Commit 4819e15f authored by Joerg Roedel's avatar Joerg Roedel Committed by Ingo Molnar
Browse files

x86/mm/32: Bring back vmalloc faulting on x86_32



One can not simply remove vmalloc faulting on x86-32. Upstream

	commit: 7f0a002b ("x86/mm: remove vmalloc faulting")

removed it on x86 alltogether because previously the
arch_sync_kernel_mappings() interface was introduced. This interface
added synchronization of vmalloc/ioremap page-table updates to all
page-tables in the system at creation time and was thought to make
vmalloc faulting obsolete.

But that assumption was incredibly naive.

It turned out that there is a race window between the time the vmalloc
or ioremap code establishes a mapping and the time it synchronizes
this change to other page-tables in the system.

During this race window another CPU or thread can establish a vmalloc
mapping which uses the same intermediate page-table entries (e.g. PMD
or PUD) and does no synchronization in the end, because it found all
necessary mappings already present in the kernel reference page-table.

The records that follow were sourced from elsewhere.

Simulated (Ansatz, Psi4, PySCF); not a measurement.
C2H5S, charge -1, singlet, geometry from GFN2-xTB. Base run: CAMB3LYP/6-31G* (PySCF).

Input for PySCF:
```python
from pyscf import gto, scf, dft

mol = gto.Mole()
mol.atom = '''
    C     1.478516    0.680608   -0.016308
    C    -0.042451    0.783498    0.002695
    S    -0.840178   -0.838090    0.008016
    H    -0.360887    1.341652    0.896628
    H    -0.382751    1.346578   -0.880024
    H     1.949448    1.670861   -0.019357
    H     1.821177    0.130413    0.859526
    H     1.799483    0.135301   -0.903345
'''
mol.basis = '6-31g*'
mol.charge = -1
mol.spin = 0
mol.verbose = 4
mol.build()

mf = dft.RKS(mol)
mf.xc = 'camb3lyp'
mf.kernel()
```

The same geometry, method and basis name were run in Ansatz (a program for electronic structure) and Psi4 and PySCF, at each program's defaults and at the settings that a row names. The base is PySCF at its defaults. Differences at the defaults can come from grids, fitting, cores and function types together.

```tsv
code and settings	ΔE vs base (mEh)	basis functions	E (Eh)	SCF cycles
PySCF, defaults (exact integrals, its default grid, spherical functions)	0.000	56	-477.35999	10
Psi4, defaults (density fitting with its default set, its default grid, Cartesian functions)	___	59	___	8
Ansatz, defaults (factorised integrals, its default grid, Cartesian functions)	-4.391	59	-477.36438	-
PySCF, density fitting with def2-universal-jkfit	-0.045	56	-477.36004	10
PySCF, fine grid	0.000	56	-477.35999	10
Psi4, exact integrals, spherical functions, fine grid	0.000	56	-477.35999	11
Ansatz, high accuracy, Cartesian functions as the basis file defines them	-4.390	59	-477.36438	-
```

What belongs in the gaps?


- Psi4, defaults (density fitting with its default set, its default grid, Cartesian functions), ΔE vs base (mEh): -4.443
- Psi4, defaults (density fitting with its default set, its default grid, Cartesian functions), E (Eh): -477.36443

But when these intermediate page-table entries are not yet
synchronized, the other CPU or thread will continue with a vmalloc
address that is not yet mapped in the page-table it currently uses,
causing an unhandled page fault and oops like below:

	BUG: unable to handle page fault for address: fe80c000
	#PF: supervisor write access in kernel mode
	#PF: error_code(0x0002) - not-present page
	*pde = 33183067 *pte = a8648163
	Oops: 0002 [#1] SMP
	CPU: 1 PID: 13514 Comm: cve-2017-17053 Tainted: G
	...
	Call Trace:
	 ldt_dup_context+0x66/0x80
	 dup_mm+0x2b3/0x480
	 copy_process+0x133b/0x15c0
	 _do_fork+0x94/0x3e0
	 __ia32_sys_clone+0x67/0x80
	 __do_fast_syscall_32+0x3f/0x70
	 do_fast_syscall_32+0x29/0x60
	 do_SYSENTER_32+0x15/0x20
	 entry_SYSENTER_32+0x9f/0xf2
	EIP: 0xb7eef549

So the arch_sync_kernel_mappings() interface is racy, but removing it
would mean to re-introduce the vmalloc_sync_all() interface, which is
even more awful. Keep arch_sync_kernel_mappings() in place and catch
the race condition in the page-fault handler instead.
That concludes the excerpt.